Montmartre: Bohemia Performs Itself

While official Paris staged expositions, Montmartre created its own alternative world's fair. The hilltop village, annexed by Paris in 1860 but retaining its windmills and gardens, became synonymous with bohemian life. Here, the Belle Époque's contradictions played out nightly in cabarets and studios.

The Moulin Rouge, opened in 1889 by Joseph Oller and Charles Zidler, turned working-class entertainment into international sensation. Its cancan dancers—La Goulue, Jane Avril, Nini Pattes-en-l'Air—became celebrities whose high kicks and lifted skirts shocked tourists while delighting regulars. But these women were more than sexual spectacles. They were athletes, entrepreneurs, and artists who negotiated their own contracts and controlled their images.

Louise Weber, known as La Goulue (The Glutton) for her habit of draining customers' drinks, earned more than government ministers. She invested in property, supported her extended family, and retired wealthy. Jane Avril, daughter of a courtesan and an Italian nobleman, transformed childhood trauma into mesmerizing dance. Toulouse-Lautrec's posters made her immortal, but she made herself through discipline and innovation.

The Chat Noir, Rodolphe Salis's shadow-puppet theater and cabaret, offered more intellectual pleasures. Here, poets declaimed symbolist verses, composers premiered experimental songs, and political satire pushed legal boundaries. Its journal, distributed nationally, spread Montmartre irreverence across France. When authorities threatened closure over anti-government songs, fashionable society rallied to its defense. Censoring the Chat Noir would admit that jokes could threaten the state.
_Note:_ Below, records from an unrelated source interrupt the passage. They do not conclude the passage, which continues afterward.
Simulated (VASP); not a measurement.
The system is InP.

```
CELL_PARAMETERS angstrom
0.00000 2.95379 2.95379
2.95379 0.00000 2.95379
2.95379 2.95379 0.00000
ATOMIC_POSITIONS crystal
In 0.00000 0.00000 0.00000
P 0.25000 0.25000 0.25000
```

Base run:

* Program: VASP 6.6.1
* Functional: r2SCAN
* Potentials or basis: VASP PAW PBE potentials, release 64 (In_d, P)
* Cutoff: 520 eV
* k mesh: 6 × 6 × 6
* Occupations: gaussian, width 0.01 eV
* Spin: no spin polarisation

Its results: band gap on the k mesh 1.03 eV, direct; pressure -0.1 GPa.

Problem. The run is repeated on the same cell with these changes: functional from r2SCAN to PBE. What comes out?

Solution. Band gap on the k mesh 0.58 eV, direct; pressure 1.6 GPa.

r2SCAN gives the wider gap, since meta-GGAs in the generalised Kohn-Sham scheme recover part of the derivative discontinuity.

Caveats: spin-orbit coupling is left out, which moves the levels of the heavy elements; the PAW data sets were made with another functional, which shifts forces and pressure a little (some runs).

But Montmartre was more than entertainment. In the Bateau-Lavoir, a ramshackle building named for its resemblance to Seine laundry boats, the future of art was being invented. Picasso, Modigliani, and Braque lived in poverty while revolutionizing vision. Kees van Dongen painted portraits to buy bread. Juan Gris theorized Cubism between commercial illustrations.

The neighborhood's women artists fought for recognition in this masculine bohemia. Suzanne Valadon, former model turned painter, raised her son Maurice Utrillo alone while developing her bold, unflinching style. Marie Laurencin, associated with the Cubists but following her own path, painted dreamy female figures that critics dismissed as "feminine" but that captured psychological states her male colleagues missed.